Defend, the annual, week-long apologetics conference at New Orleans Baptist Theological Seminary and Leavell College, featured top apologetics speakers on crucial questions raised by those inside and outside the church, Jan. 3-7.
"Christians desperately need apologetics in a culture like ours, a post-Christian culture that is rapidly becoming an anti-Christian culture,” said Robert Stewart, director of Defend and the NOBTS apologetics program.
Stewart pointed to a shifting culture that now questions the integrity and goodness of the Christian faith.

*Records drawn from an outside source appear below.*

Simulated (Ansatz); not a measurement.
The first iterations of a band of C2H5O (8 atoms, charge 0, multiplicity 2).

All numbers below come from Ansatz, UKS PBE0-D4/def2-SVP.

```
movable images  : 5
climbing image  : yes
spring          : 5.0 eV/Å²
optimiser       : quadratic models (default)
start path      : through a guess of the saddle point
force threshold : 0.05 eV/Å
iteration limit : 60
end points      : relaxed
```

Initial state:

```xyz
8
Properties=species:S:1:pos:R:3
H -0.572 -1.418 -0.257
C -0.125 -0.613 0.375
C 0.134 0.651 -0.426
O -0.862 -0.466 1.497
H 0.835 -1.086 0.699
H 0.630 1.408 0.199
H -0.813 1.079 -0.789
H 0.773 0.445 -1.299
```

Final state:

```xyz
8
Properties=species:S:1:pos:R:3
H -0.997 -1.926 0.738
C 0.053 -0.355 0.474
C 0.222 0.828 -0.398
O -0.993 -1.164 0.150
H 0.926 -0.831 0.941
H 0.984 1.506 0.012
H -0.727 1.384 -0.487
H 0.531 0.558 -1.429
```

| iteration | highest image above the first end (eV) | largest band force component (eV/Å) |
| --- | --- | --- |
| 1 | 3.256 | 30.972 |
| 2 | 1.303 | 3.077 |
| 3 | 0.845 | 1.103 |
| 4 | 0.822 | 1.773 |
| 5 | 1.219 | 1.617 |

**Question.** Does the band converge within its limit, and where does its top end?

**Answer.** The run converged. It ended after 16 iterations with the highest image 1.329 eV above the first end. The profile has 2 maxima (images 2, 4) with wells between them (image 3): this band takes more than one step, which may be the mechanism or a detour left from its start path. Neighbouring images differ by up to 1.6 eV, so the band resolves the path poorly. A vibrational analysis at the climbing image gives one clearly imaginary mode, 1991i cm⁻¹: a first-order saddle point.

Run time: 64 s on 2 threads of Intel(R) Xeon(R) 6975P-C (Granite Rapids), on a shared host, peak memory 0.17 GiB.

"When I was in college, the operative question was 'Is Christianity true?' When I was in graduate school, the question was 'Is Christianity relevant?' That question reflected a post-Christian perspective,” Stewart said. “Today, the preeminent question is this: 'Is Christianity good?' This question reveals an increasingly anti-Christian mood. Today's apologist must be able to defend the truthfulness, relevance, and goodness of the Gospel."
Plenary speakers included renowned resurrection scholar Gary Habermas; Lisa Fields, founder and director of Jude 3 Project; Michael Strauss, University of Oklahoma particle physicist and CERN laboratory physicist, Geneva, Switzerland; David Calhoun, Gonzaga University philosophy professor; Tim McGrew, author, speaker and University of Michigan philosophy professor, Craig Hazen, Biola University’s apologetics program founder and director; James Walker, president of Watchman Fellowship, a ministry to counter-Christian groups; Jamie Dew, NOBTS and Leavell College president, and others.
The 17 plenary sessions and the more than 100 breakout sessions focused on the interaction of science and faith, responding to objections to the faith, biblical responses to hot-topic social issues, worldview questions and engaging world religions, arguments for God’s existence and other philosophy topics, biblical responses to gender and sexuality questions, and other issues.
Conference attendees included individuals from all walks of life, and church and collegiate groups from as far away as California, Kentucky, Wisconsin, and Pennsylvania.
“Defend helps me to articulate my faith to both believers and non-believers, especially in the public square,” said attendee Jay McCallum, Associate Justice of the Louisiana Supreme Court and member of First Baptist, Farmerville, Louisiana.
“Christianity is based on faith and supported by reason,” McCallum continued. “My Christian faith is the most logical part of my existence. I am so thankful that Louisiana Baptists support programs such as this that strengthen and enrich my faith.”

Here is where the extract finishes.